Sewanee's School of Theology among six sites chosen to host communion-wide Bible project

Episcopal News Service. March 17, 2010 [031710-03]

Matthew Davies

The School of Theology at Sewanee: The University of the South has been chosen as one of six sites worldwide to host the Anglican Communion's "Bible in the Life of the Church" project.

The project, which was launched in December 2009 during the steering committee's first meeting in London, "aims to explore how Anglicans in different contexts actually use the Bible by exploring Scripture together and reflecting on the encounter; to produce resource materials for use at all levels of Christian education; and to re-evaluate the ways in which Anglicans have heard, studied, and received Scripture," according to a news release from Sewanee, an Episcopal Church-affiliated seminary in Tennessee.

"The School of Theology will host the North American group that will be part of a new exploration of the ways the Bible functions in the life of the church," the release says.

The Rev. Robert MacSwain, instructor of theology and Christian ethics at Sewanee and a member of the Bible project's steering committee, has been named the coordinator of the regional group, which will organize the project's case study work within Canada and the United States.

The Very Rev. Dr. William S. Stafford, dean of the School of Theology, said, "With our faculty, who all think hard and care deeply about the Scripture's use in the church, and with Education for Ministry spreading particularly effective ways for adults to reflect on the Word and their lives, Sewanee is a natural site for a project such as this. We are honored to serve the Anglican Communion in this way."
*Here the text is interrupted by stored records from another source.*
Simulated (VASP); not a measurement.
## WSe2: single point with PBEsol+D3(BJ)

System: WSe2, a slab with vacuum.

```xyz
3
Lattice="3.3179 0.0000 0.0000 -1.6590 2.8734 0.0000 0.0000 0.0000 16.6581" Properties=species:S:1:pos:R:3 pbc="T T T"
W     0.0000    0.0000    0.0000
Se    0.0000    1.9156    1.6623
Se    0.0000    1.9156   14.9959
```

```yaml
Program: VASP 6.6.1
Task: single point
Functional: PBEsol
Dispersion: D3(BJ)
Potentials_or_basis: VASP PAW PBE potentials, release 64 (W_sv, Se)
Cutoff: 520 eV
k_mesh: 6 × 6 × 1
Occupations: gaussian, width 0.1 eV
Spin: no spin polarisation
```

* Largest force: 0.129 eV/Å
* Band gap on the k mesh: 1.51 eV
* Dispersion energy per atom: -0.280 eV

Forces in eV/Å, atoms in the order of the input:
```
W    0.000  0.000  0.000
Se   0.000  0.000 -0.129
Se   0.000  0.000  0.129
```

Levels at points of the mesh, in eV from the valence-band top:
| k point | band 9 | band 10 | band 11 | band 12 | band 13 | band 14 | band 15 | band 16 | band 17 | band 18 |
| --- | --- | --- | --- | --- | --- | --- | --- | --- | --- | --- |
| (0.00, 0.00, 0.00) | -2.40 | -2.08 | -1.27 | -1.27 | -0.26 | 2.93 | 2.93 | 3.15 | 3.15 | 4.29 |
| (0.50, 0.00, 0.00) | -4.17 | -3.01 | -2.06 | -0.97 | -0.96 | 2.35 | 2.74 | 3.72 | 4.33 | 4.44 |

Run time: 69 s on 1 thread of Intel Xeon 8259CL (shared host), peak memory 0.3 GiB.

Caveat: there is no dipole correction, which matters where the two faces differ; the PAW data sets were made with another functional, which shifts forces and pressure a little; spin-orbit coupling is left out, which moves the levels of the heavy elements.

The other regional groups are located in East Africa (St. Paul's University, Limuru, Kenya), Southern Africa (University of KwaZulu-Natal and the Anglican House of Studies), Southeast Asia (Trinity Theological College, Singapore), Oceania (drawing on the resources of the theological colleges in Melbourne, Australia) and Europe (Queen's Foundation, Birmingham, England).

Each regional group will be presented with a case study with a core task: "to enable processes of biblical engagement with the Fifth Mark of Mission: ‘To strive to safeguard the integrity of creation and sustain and renew the life of the earth.'"

The project's steering committee, at the conclusion of its first meeting, said it hopes that, "through exploring together a selection of key biblical passages which relate to this theme -- widely acknowledged as one of the most crucial challenges facing the churches and humanity today -- we will be able to offer evidence of the way in which we, as Anglicans, actually handle the Bible and to identify principles of biblical interpretation."

A reference group will appraise the ongoing work of the project and user groups will test out material that emerges from the work of the regional groups and the steering committee.

Project manager and administrator Stephen Lyon told ENS that "while the groups are being hosted by institutions the project is not only about academia but seeking to look at how we handle the Bible at every level of church life."

The project was mandated by the Anglican Consultative Council, the communion's main policy-making body, via Resolution 14.06 passed during its Jamaica meeting in May 2009. The project will run initially for a period of three years, reporting back to the ACC at its next meeting in 2012.

Calls for such a project were cited in the 2004 Windsor Report, a document that presented several recommendations on how the communion could maintain unity amid differing viewpoints, especially in relation to human sexuality issues and biblical interpretation. The report, which called in Paragraph 61 for "the whole Anglican Communion to re-evaluate the ways in which we have read, heard, studied and digested scripture" underscored the need for "mature study, wise and prayerful discussion, and a joint commitment to hearing and obeying God as he speaks in scripture."

Archbishop Phillip Aspinall of Brisbane, primate of the Anglican Church of Australia, told the ACC last May that in debates about the proper use of Scripture "we see the others as not understanding Scripture properly, as not taking Scripture seriously, as applying Scripture in ways it shouldn't be applied, or all three of those." The project that the council endorsed, he said, has been developed "in order to build understanding, trust and respect" among those who take different approaches to the Bible in the life of the church.

Lyon told ENS that the present tensions within the Anglican Communion concerning human sexuality issues "have shown that while we acknowledge the Bible is central to our life together, experience suggests we handle it in different ways. This project is seeking to explore what those differences are so that we can better understand the positions we hold. Our hopes are that this understanding will enable us to talk more meaningfully across some of the diversity within the communion."

Reflecting on the steering group's December meeting, Lyon said, "Those involved left London excited by the possibilities of the project. It will involve the grass roots as well as scholars; encourage an excitement in exploring the Bible; take seriously the diversity of our communion while acknowledging the foundational place Scripture has always played in our common life."

Clare Amos, the Anglican Communion's director for theological studies, echoed this commitment to ensure that the project takes seriously the widest possible range of Anglican experience. "At our meeting in London we shared both our high hopes for the task, and a range of creative ways of taking this work forward," she said. "We want the people of the Anglican Communion as a whole to share the sense of urgency and importance that the project is generating. It is vital that different regions of the Anglican world are empowered to make their distinctive contributions."